Transparent e-gov

August 3, 2012

The UK Parliamentary Public Accounts Committee (PAC) met earlier this year and its report on “Implementing the Transparency Agenda” has just been published. The report has the usual somewhat confused outputs that one expects from a PAC report i.e. that little is likely to be changed as a result! Part of this is due to the blurring across strands of government such as ‘Departments’ and local authorities.

The responsible ‘Department’ for Communities & Local Government (CLG) demanded certain information from local government some time ago and although all but one council supplied this, despite the vagueness of the request, more is desirable. However, without some clarity as to format, fields and level i.e. standards, this will remain only of value to a the more advanced ‘armchair auditor’. The report appears to realise the difficulty without being able to make any difference.

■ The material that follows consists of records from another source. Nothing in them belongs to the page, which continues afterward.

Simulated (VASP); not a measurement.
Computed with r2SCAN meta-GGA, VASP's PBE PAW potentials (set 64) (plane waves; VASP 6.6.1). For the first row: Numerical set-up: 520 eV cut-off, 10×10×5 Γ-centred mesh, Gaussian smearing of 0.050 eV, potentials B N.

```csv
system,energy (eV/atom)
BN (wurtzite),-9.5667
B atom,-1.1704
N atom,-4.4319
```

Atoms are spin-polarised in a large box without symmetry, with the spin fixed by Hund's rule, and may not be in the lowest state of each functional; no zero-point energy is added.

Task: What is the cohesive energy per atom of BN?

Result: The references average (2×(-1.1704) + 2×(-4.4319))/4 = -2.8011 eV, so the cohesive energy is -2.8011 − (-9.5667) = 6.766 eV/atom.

The conclusions ask for “price and performance information for adult care”, but with outsourcing of so many arms of service I’m not even sure this could be made available. Similarly for “spending per pupil in individual academy schools” which is surely locked away in the ‘academy’ accounts? As the report states, and has probably been stated before by them, auditors and others that “the government does not understand the costs and benefits of its transparency agenda” – so what will this report change? There is a resounding cry for evidence-based policy but since when do politicians do that?

The report states that “The Cabinet Office recognises problems with the functionality and usability of its portal”, so what will be done? It then goes on to state that “four out of five” visitors to the site leave immediately! Should we be surprised?

Finally, the report acknowledges that with eight million people without Internet access, they won’t gain any benefits from the data – well actually they might, with ‘armchair auditors’ and journalists doing it for them, especially since those eight million are unlikely to have the analytical skills to play with the data in the first place, and we are relying on the media to report it. We need the data in open, standard formats so that true comparisons can be done as to what happens when policy is led by political agenda rather than any hard evidence. In summary – Is there any open data about open data?


Open government, really?

June 22, 2011

Since Professor Beth Noveck, whose book Wikigovernment I recently covered,  is now advising the UK government regarding open government I thought it useful to mention her recent report to the Canadian government which a colleague in the CLG kindly sent me (thanks William!).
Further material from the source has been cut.